Helper needed when setting up standard survey entry #13

DavidOry · 2018-10-09T18:14:44Z

When adding an operator to the Standard Database Builder, a helper method or two is needed to make sure the dictionary file is complete. Previous approach was iterative and hand checked using code snippets.

DavidOry · 2018-10-11T14:09:19Z

This code block should be removed when helper code is established.

ref_count <- survey_cat %>% 
  group_by(ID, operator, survey_year, survey_tech, survey_variable) %>% 
  summarise(count = n())

mult_ref_count  <- ref_count %>%
  filter(count > 1)

stopifnot(nrow(mult_ref_count) == 0)

jhelsel11 · 2018-10-12T18:44:22Z

@DavidOry, should the helper function assume that every variable in the survey needs to be in the standard database or should I only check that, if at least one level of a variable has been included in the Standard Database, then all levels are included?

I'm going to start with the second assumption (since there are so many unused variables) and can modify from there.

jhelsel11 · 2018-10-12T21:27:59Z

In starting to code the second approach, I believe the current code is missing numerous variable levels.

For instance, in looking just at BART, we can see that there are 183 distinct combinations survey_variable and survey_response in the Dictionary for Standard Database.csv that are noncategorical. However, if we filter the the BART survey to look only at the survey_variables in the Dictionary, there are still 290 combinations.

The data dictionary is missing generic conversions of 92 actual survey responses. (e.g. 3 for BART_TICKET_CODE, 4 for HH_INCOME_CODE, etc.)

Thoughts?

jhelsel11 · 2018-10-12T21:35:16Z

Look at the function check_dropped_variables for the source.

DavidOry · 2018-10-16T19:09:31Z

In starting to code the second approach, I believe the current code is missing numerous variable levels.
For instance, in looking just at BART, we can see that there are 183 distinct combinations survey_variable and survey_response in the Dictionary for Standard Database.csv that are noncategorical. However, if we filter the the BART survey to look only at the survey_variables in the Dictionary, there are still 290 combinations.
The data dictionary is missing generic conversions of 92 actual survey responses. (e.g. 3 for BART_TICKET_CODE, 4 for HH_INCOME_CODE, etc.)
Thoughts?

I'm not sure I fully understand. Can you please flesh out a full example?
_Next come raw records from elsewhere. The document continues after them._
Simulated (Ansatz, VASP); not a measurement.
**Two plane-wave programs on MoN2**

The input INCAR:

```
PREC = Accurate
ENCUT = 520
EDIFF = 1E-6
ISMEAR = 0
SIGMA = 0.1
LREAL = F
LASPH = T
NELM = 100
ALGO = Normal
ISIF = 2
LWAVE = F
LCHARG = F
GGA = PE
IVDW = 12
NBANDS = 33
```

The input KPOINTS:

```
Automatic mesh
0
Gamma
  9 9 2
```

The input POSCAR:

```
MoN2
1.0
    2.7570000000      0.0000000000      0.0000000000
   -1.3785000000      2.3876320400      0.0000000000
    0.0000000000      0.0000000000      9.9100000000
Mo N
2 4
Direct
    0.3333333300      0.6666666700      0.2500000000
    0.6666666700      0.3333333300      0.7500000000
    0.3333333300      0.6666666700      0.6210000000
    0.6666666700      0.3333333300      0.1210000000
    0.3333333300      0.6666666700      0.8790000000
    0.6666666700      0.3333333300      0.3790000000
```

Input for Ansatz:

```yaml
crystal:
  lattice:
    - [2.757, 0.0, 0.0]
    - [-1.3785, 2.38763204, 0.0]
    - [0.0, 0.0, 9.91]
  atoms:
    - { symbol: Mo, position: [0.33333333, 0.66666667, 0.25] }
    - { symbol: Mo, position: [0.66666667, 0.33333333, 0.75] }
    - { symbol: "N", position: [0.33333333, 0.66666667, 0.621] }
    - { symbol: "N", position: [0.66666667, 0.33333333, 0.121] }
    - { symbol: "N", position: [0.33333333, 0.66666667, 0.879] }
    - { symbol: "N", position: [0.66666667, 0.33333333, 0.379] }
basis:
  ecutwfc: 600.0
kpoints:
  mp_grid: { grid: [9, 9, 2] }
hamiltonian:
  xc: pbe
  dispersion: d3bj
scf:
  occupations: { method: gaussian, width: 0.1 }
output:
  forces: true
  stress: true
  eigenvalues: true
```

DavidOry · 2018-10-16T19:28:09Z

Okay. So what I think you're saying is that, for example, the dictionary has the following entries for BART_TICKET_CODE --> fare_category crosswalk:

BART | BART_TICKET_CODE | 1 | fare_category | adult
BART | BART_TICKET_CODE | 2 | fare_category | adult
BART | BART_TICKET_CODE | 3 | fare_category | senior
BART | BART_TICKET_CODE | 4 | fare_category | disabled
BART | BART_TICKET_CODE | 5 | fare_category | youth
BART | BART_TICKET_CODE | 6 | fare_category | student
BART | BART_TICKET_CODE | 7 | fare_category | adult

And the BART survey data also includes an entry for BART_TICKET_CODE = 102. So when we do the crosswalk we are coding the fare_category for records with BART_TICKET_CODE = 102 as NA. My memory -- which is fuzzy -- is that this is intentional. By trying to simplify the data, there are going to be categories that we leave behind. For example, BART employees ride free on BART (as on more transit systems) and the BART survey may have had an employee fare category. When we translate the BART data to the standard data, this response is effectively recoded as NA. Which seems right, as it allows the standard survey to remain tidy and, for regional analysis, not much information is lost. The details will remain in the BART survey itself. @shimonisrael: please let us know your thoughts on this if you disagree.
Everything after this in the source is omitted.